There are two types of company pension scheme: the Final Salary (i.e. defined benefit) and Money Purchase (i.e. defined contribution). The Final Salary scheme will pay a specific amount, i.e. probably one sixtieth of your salary for every year of service in which you have belonged to the scheme, although some schemes will deduct the amount of the State Pension from this.
The Defined Contribution scheme is where you pay your pension contributions into a pot and when you come to retire, yours and the company's contributions will be used to buy an annuity, i.e. whatever that amount of money will buy on the open market at that time with current annuity rates.
Your employer should have given you a pension booklet explaining the type of scheme in detail. Generally you can pay extra money (known as Additional Voluntary Contributions) into your scheme to increase the value of your eventual pension. Do this if you can afford to as you may want to retire early, or be made redundant in the later stages of your working life and not find it easy to get another job, in which case you pension will be vital. In such cases, if you are in a Final Salary Scheme, your pension will be discouted, probably by up to 5% per year for every year below 60 or 65 that you take it. (Some schemes offer retirement at age 60 but many are now moving the goalposts to 65)

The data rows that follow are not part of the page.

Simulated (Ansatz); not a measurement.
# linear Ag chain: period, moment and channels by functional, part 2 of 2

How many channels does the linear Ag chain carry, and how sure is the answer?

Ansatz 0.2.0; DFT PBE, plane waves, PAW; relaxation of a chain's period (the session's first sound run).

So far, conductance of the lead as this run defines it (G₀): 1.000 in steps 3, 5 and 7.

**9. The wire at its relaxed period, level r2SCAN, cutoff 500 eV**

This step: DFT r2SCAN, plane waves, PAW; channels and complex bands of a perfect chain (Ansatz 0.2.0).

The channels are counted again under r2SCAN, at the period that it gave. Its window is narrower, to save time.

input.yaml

Would working part time when i was at uni count as a year working or does it have to be full time work and say if i worked for 3 months full time every summer, would these be added up to make a year?
Working part time at uni would count only if you earned enough to pay NI contributions
Working full time in the summer might count if you paid enough NI (there is a minimum to make the year count - not sure what it is). They would not add the three months each year to make one - it has to be in one tax year. At best it would count as 3 years, at worst none.
Your other question about moving your pension (or not) is unanswerable. It depends on your circumstances and the particular pension schemes involved. Sometimes it pays to move the pension, others to leave it where it is. There is no right answer.